Benghazi Diplomat Says Troops Were Told To Stand Down During Consulate Attack

Private testimony from the assistant of slain Libyan Ambassador Christopher Stevens contradicts assertions from the Obama administration. Gregory Hicks will appear before Congress on Wednesday.

CBS: U.S. diplomat says US Special Forces were stopped from going to Benghazi on Sept. 11, 2012 prior to mortar attack.

Sharyl Attkisson

@SharylAttkisson

CBS: U.S. diplomat says US Special Forces were stopped from going to Benghazi on Sept. 11, 2012 prior to mortar attack.

From CBS News' Sharyl Attkisson, the man who was the assistant to slain Ambassador Christopher Stevens, Gregory Hicks, says U.S. Special Forces in South Africa were told not to deploy to Libya in the hours following the attack on the U.S. consulate in Benghazi:

According to excerpts released Monday, Hicks told investigators that SOCAFRICA commander Lt. Col. Gibson and his team were on their way to board a C-130 from Tripoli for Benghazi prior to an attack on a second U.S. compound "when [Col. Gibson] got a phone call from SOCAFRICA which said, 'you can't go now, you don't have the authority to go now.' And so they missed the flight ... They were told not to board the flight, so they missed it."

No assistance arrived from the U.S. military outside of Libya during the hours that Americans were under attack or trapped inside compounds by hostile forces armed with rocket-propelled grenades, mortars and AK-47 rifles.

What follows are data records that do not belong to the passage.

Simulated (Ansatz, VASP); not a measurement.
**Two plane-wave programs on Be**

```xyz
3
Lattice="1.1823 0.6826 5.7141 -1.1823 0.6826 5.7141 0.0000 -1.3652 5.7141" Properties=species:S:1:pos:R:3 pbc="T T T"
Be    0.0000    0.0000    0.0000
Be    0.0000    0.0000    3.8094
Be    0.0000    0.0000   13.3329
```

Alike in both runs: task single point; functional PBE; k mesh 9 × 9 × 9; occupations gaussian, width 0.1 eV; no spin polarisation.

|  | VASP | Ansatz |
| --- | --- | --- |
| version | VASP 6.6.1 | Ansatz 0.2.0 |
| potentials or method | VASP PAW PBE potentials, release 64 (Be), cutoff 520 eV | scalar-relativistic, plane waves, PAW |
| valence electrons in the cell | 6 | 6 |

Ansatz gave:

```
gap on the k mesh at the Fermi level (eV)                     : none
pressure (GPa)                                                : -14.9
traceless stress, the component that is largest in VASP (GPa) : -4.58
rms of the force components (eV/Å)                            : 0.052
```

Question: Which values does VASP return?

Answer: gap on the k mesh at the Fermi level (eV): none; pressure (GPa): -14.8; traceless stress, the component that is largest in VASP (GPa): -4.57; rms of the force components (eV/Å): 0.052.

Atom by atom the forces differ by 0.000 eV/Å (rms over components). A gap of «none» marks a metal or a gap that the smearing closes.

Hicks told congressional investigators that if the U.S. had quickly sent a military aircraft over Benghazi, it might have saved American lives. The U.S. Souda Bay Naval Base is an hour's flight from Libya.

The testimony seems to contradict the Obama administration, which has insisted no effort was spared to assist the besieged consulate and that no troops could have made it to the scene in time.

The Sept. 11, 2012, attack left four Americans dead.